A novel that gives an insider’s perspective on the workings of karma.
By Dolly Koghar
Rukmini and the Turning of Time: The Dawn of an Era is not simply another book that is rehashing what we already know about Rukmini as the princess of Vidarbha, the daughter of King Bhishmaka and the sister of Rukmi, who had arranged her marriage without her consent to the King of Chedi, Shishupala. We’ve all already heard about how Lord Krishna then descended on the marriage, killed the would-be groom in front of the attendees, and carried Rukmini off on his carriage to become his first consort.
However, Dena Merriam’s account is unparalleled because it is neither a fictitious adaption nor a learned analysis, but a crystal-clear, detailed journey into her seven past lifetimes that she was able to tap into through dedicated meditation. It’s to her credit that she weaves a continual thread through all those reincarnations, without tangling or jumbling the details; from the first of her three births as a performing dance artist, in which she commenced her spiritual learning at the feet of Sita Ma, the daughter of Raja Janak and wife of Shri Ram; to her most recent birth, again as a dancer, under the loving guidance of Rukmini Mata herself.
Dena’s exemplary writing is captivating, as she paints a vivid image of each of her past births, as well as the events and characters that were mish-mashed into those seven lives. Dena does what only she can do, and that is to take us back into the past reincarnations of the characters we assumed we knew so well. In doing so, she lifts the fog off the complicated and confusing theory of karma, and it emerges as the underlying raison d’être of the universe, the causation of every event, minute or world-changing. She connects karma to every act, whether unnoticeable or earth-shattering, of every living creature, from the humble worm to those on the world stage. Kal, a Sanskrit word for time, doesn’t forget; no one is exempt from reaping the consequences of their past actions, whether they are from a million years or a million lifetimes past.

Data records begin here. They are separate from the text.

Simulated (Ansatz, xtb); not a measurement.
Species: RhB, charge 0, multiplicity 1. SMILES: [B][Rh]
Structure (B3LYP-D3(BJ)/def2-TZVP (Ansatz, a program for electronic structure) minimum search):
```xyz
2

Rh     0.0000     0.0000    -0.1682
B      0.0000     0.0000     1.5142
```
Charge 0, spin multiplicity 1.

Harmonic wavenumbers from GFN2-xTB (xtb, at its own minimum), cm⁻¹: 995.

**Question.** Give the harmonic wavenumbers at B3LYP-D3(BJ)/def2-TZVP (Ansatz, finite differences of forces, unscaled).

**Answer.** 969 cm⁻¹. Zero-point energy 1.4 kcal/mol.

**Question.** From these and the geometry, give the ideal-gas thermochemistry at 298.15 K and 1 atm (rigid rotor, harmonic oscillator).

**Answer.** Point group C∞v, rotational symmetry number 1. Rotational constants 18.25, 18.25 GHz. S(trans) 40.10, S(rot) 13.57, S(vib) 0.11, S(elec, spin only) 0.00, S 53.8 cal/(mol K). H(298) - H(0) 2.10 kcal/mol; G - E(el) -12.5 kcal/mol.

Karma is why Ravana abducted Sita, and it was their collective karmas being played out when Arjuna led his Pandava brothers to wage the unprecedented Kurukshetra War against his own cousins, the Kauravas, and killed them along with the much-respected and loved guru, Dronacharya. Their previous, intertwined karmas compelled Kunti to command her five sons to share Draupadi, whose karma, in turn, had her spend a lifetime longing for someone other than her five husbands, none of whom she loved.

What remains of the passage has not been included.